With 73% of companies expecting to have automation technologies adopted within the next 5 years, there is little question that the steady growth of AI-driven automation in the workplace is having a profound impact on industries. Yet one topic that is not always front of mind when we consider these changes is the effect increased automation is having on workplace health and safety.

The Impact of Automation on Workplace Health and Safety

Many companies see automation as having an overwhelmingly positive impact on workplace health and safety in the processing, materials handling and logistics sectors, largely because of its ability to minimize workplace injuries. Specifically, autonomous vehicles can tackle dull, dangerous, and repetitive tasks. Automation has a direct impact on reducing three of the top five causes of occupational injury — contact with objects (i.e. injuries caused by people operating machines), overexertion (i.e. lifting heavy loads) and repetitive stress injuries. Between them, these three account for nearly three-quarters of all workplace injuries in the US. In the materials handling sector, the use of manually-operated forklifts results in 85 fatalities and 34,900 serious injuries each year.

Graph 1: Over 37% of accidents involving industrial trucks were caused by forklifts.

By replacing manually-driven forklifts with autonomous vehicles, accident rates can be reduced and lives can be saved. For example, OTTO Motors worked with window and door manufacturer Sunview Patio Doors to replace the tow motors and forklifts the company used to transport finished products from the end of its production line to its warehouse with OTTO Autonomous Mobile Robots (AMRs). The safety benefits experienced by the company are unprecedented. 

It’s the first type of material handling equipment that has a 100% safety rate, we haven’t had a single incident and it’s been over a year.

— Kurt Oberparleiter, VP of Operations, Sunview Patio Doors

How to Prioritize Health And Safety Around Robotics

Despite case studies showing the safety benefits of automation, like Sunview, there are still those who are more cautious and concerned about the potential impact of robotics and AI-driven automation on workplace health and safety. They argue that while automated solutions are increasingly able to take on higher-risk tasks in factories and warehouses, growing adoption of robotics is also putting people in contact with more and more potentially dangerous machinery in the workplace. That, some argue, is enough to present new health and safety challenges. So, how can those that are worried about robotics and automation come to trust the technologies from a health and safety perspective? 

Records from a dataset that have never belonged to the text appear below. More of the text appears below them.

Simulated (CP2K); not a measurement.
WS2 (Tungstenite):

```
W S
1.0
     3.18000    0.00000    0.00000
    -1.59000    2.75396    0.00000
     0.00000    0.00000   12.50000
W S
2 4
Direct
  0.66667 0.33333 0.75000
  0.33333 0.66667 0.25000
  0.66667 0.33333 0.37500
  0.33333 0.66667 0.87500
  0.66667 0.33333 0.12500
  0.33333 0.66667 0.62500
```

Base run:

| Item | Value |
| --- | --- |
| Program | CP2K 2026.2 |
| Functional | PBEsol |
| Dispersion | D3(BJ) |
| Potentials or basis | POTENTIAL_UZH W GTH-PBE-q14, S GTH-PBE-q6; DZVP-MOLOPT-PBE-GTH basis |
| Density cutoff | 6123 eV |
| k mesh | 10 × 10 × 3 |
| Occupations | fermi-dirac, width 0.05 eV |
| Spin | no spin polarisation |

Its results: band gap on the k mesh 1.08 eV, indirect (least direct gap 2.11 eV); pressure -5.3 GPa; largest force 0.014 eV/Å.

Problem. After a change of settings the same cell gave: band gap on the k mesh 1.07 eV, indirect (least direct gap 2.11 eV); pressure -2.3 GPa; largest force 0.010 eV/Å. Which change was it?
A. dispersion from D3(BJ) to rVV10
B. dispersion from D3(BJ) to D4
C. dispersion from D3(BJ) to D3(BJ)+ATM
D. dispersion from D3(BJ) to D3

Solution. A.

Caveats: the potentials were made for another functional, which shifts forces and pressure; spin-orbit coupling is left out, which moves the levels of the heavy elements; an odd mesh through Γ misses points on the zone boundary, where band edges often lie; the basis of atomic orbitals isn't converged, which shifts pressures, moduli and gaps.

For one, it is important to understand the many benefits of automation, beyond just health and safety. Health and safety compliance processes are themselves pretty labor intensive, requiring a lengthy cycle of repetitive inspections, form-filling and implementing improvements. Therefore, mistakes and oversights frequently creep in. AI is already well capable of carrying out safety checks and risk assessments with far greater efficiency and accuracy than people can, allowing those employees to work on other, more interesting and value-added tasks. 

If a job is repetitive and boring, human workers tend to make a mistake, whereas robots can do these things the same way time after time.

— Frank Hearl, Chief of Staff, The National Institute for Occupational Safety and Health

Chart 2: From 2016 to 2030, less hours will be spent on tasks that require physical and manual skills, as well as basic cognitive skills, but more hours will be spent on tasks requiring higher cognitive skills, social and emotional skills, and technological skills.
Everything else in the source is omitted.